How precision-loving economists make "rigor distortis" errors
Here's the psychology that explains why many economists prefer to be narrowly right yet broadly wrong (they suffer from professional "rigor distortis").
1. Isn’t it odd that real economies often defy economists? Has post-financial-crisis criticism made us savvier consumers of economic ideas? Let’s consider the precise professional habits that generate “cry wolf”, “what wolf?", and “rigor distortis” errors in many economists.
2. A rigor-loving psychology, paradoxically, predisposes many economists to prefer being narrowly right yet broadly wrong. Their precision-seeking methods rigorously misrepresent reality (“rigor distortis”).

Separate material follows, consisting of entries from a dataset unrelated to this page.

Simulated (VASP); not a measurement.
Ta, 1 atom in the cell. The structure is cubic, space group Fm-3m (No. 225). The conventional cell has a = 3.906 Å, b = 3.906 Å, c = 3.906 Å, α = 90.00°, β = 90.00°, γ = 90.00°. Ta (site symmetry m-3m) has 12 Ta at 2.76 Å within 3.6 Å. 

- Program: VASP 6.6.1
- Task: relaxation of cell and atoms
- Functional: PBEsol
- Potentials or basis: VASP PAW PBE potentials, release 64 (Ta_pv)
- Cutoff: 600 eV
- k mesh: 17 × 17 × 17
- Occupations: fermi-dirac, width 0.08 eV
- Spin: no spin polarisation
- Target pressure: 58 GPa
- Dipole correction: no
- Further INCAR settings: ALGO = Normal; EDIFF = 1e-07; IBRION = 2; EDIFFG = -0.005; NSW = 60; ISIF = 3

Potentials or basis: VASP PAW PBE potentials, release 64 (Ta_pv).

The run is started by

3. Cry-wolf “economists have had another terrible year,” writes right-wing journalist Jeremy Warner. A “substantial majority of economists” predicted “market mayhem” after Trump’s election. The IMF expected a “profound shock to global confidence” after the Brexit vote. Neither happened.
5. How are such smart experts seduced into “rigor distortis”? Their approved methods (“methodological monism”) permit only precise, rigorous logic which excludes factors lacking data (+ equation filtering). And they’re predisposed to resist unavoidably imprecise reality-reinjecting adjustments (McNamara Fallacy).
6. “All-else-equal” thinking also worsens these rigorous-but-wrong habits. In reality, many factors shift simultaneously. And incentives often cut both ways—do higher taxes mean people work less, or more, to maintain prior spending?
8. For instance, pervasive incentive flaws arise because both sides of voluntary transactions “gain” from cost exclusions (”externalities”). However repulsive rigor-lovers find unavoidably imprecise externality adjustments, reality has precisely zero unaffected markets (all offerings consume energy… pollution externalities always > 0).
9. Indeed, there are no “unfailed” markets in reality (see Brad Delong’s unrealistic caveats).
10. The vast academic literature on externalities is used like “holy water” (Garrett Hardin), sprinkled then ignored. Shouldn’t noneconomists judge economic ideas as enacted (however selectively)?
11. A dysfunctional ethics-outsourced-to-markets game gives executives excuses to cherry-pick economic ideas. While “what-wolf?” economists ignore how routinely greed-guided businesses subvert market doctrines (e.g., economists mostly just assume away “pricing power”).
12. Reality-denying methods led Andrew Gelman to compare economics to Freudianism. Both are explain-all, know-the-answer-in-advance frameworks convincing to rich clients.
13. Another Freud-like habit of economists is to project their love of incentive optimization onto others. Many real humans find such calculated decisions stressful, and avoid them. Why organize life around a rare sort of rationality (rare even among economists)?
15. Always ask how economists adjust for known exclusions. And why given models presume causal stability. Unless they offer practical answers and adjustments for unmodeled effects, you can ignore them, just like real economies do.
16. Rationalist economics is almost self-refuting. Is it rational to continue paying experts whose models assume rationality, yet often fail to match reality?
17. Descriptive economics is useful (see Noah Smith’s minimum-wage research summary), but prescriptive, often reality-denying, market faith is far from irrational.